AstraZeneca-NGS / VarDictJava

VarDict Java port
MIT License
127 stars 55 forks source link

cram input #380

Open GSBaohuaGu opened 1 year ago

GSBaohuaGu commented 1 year ago

I tried the method you mentioned solve the problem if the input is cram format, but still reported an error. Exception in thread "main" java.lang.NoClassDefFoundError: org/apache/commons/compress/compressors/bzip2/BZip2CompressorOutputStream at htsjdk.samtools.cram.structure.block.Block.getUncompressedContent(Block.java:203) at htsjdk.samtools.cram.build.CramIO.readSAMFileHeader(CramIO.java:316) at htsjdk.samtools.cram.build.CramIO.readCramHeader(CramIO.java:225) at htsjdk.samtools.cram.build.CramContainerIterator.(CramContainerIterator.java:22) at htsjdk.samtools.CRAMIterator.(CRAMIterator.java:86) at htsjdk.samtools.CRAMFileReader.initWithStreams(CRAMFileReader.java:226) at htsjdk.samtools.CRAMFileReader.(CRAMFileReader.java:219) at htsjdk.samtools.SamReaderFactory$SamReaderFactoryImpl.open(SamReaderFactory.java:422) at htsjdk.samtools.SamReaderFactory$SamReaderFactoryImpl.open(SamReaderFactory.java:208) at com.astrazeneca.vardict.VarDictLauncher.readChr(VarDictLauncher.java:187) at com.astrazeneca.vardict.VarDictLauncher.initResources(VarDictLauncher.java:80) at com.astrazeneca.vardict.VarDictLauncher.start(VarDictLauncher.java:49) at com.astrazeneca.vardict.Main.main(Main.java:15) Caused by: java.lang.ClassNotFoundException: org.apache.commons.compress.compressors.bzip2.BZip2CompressorOutputStream at java.base/jdk.internal.loader.BuiltinClassLoader.loadClass(BuiltinClassLoader.java:581) at java.base/jdk.internal.loader.ClassLoaders$AppClassLoader.loadClass(ClassLoaders.java:178) at java.base/java.lang.ClassLoader.loadClass(ClassLoader.java:522) ... 13 more

karlestira commented 1 year ago

you can download a new htsjdk and build it with full dependency addon (using IntelliJ IDEA to build with command ./gradlew shadowJar, the zip file is htsjdk 3.0.5), and use CLASSPATH=[htsjdk.jar]:[vardict.jar] (notice the order is important) when launch JVM. This will replace htsjdk in vardict with your new htsjdk and fix dependency problem.

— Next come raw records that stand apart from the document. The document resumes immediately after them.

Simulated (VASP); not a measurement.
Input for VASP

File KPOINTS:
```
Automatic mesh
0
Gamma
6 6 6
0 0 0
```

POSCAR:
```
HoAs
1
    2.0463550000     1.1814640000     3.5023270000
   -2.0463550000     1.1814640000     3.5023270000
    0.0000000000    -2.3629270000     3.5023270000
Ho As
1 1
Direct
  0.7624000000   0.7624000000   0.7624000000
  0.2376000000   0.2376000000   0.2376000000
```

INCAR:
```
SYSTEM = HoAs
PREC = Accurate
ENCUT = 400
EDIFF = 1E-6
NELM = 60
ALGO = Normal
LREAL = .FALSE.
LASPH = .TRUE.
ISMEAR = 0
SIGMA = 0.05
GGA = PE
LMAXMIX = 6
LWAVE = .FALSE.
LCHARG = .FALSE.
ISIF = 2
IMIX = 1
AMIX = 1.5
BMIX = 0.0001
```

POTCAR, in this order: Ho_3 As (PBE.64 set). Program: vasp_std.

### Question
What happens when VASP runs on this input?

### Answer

java -classpath "[path of htsjdk.jar]:[path of vardict.jar]" com.astrazeneca.vardict.Main [other vardict params]

htsjdk-3.0.5.jar.zip

however, Vardict will be greatly slower(2 times or more depend on the seqs_per_slice set when generate CRAM) when runing on CRAM. Your CRAM is compressed in bzip2 format so the seqs_per_slice is very high by default in samtools(which means Vardict will be very very slow). If possible, I suggest converting your CRAM to BAM.